Step 1. Prepare a personal financial statement for you and your spouse. Divide your assets into the following five categories: residence, business, qualified plans (pension, profit sharing, 401(k), rollover IRA or other qualified plans), all other assets and life insurance.

Step 2. Make three lists of your objectives: A—for you and your spouse, B—for your family (typically children and grandchildren) and C—for your business.

Step 3. Find an advisor that knows the exact tax strategies to use to accomplish your objectives using the specific assets on your financial statement.

Here are the typical core objectives we see in practice. For list A, maintain your lifestyle for as long as you (husband and wife) live and control your assets for as long as you live. For list B, transfer your assets to the children and grandchildren intact—free of the estate tax—and educate your grandchildren. For list C, transfer your business to the business child (or children) tax-free and treat the non-business children fairly.
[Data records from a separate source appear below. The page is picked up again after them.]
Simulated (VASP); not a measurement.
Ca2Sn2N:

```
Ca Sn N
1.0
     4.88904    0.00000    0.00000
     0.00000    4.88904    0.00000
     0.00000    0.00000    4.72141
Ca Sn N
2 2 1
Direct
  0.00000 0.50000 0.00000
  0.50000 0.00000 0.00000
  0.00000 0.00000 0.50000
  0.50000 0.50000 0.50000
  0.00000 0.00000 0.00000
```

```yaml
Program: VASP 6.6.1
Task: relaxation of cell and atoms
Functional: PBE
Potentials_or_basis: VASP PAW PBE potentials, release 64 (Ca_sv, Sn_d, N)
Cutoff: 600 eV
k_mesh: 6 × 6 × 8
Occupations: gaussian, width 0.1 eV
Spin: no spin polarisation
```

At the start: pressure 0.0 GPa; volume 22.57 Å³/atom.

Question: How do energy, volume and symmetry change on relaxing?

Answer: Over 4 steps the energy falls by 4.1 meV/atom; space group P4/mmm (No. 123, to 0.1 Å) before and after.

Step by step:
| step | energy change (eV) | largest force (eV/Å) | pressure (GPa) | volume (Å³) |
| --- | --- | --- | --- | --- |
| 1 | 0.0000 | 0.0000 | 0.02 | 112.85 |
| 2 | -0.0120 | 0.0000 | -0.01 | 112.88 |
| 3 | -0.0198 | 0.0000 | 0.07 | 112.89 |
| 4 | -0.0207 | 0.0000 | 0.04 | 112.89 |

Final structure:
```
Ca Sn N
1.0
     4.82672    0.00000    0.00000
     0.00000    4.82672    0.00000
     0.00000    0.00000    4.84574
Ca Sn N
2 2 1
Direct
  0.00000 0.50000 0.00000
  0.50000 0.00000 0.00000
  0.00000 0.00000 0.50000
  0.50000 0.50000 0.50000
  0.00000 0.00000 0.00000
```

The following are the most common strategies used for the assets you own.

• Your Residence: Use a qualified personal residence trust to remove the residence from your estate, yet live in it for as long as you live.

• Your Business: Transfer your business to the business children using a Grantor retained annuity trust. This removes the business from your estate but allows you to keep control for life (because you retain voting control).

• Qualified plans: The funds in these plans are double taxed, robbing your family of about 75 percent of the plan funds (i.e. the tax collectors get about $750,000 if you have $l million in the plans, and your family receives only $250.000). Create a subtrust to buy life insurance. This usually triples (or more) the amount you have in the plan, and your heirs get it all tax-free. For example, $1 million in the plan (worth only $250,000 to your family) will turn into $3 million or more for your family with a subtrust, tax-free.

• All other assets: Transfer these assets (all your assets—except those in the first three categories—including publicly traded stocks, bonds, real estate and other investments) to a family limited partnership.

• Insurance: Get it out of your corporation and transfer all policies you or your spouse own to an irrevocable life insurance trust.

Finally, Step 4 to build an “asset-immune system” is this. If you are about to start your estate planning process, find an advisor who knows how to implement the first three steps. If your plan does not eliminate the estate tax, get a second opinion.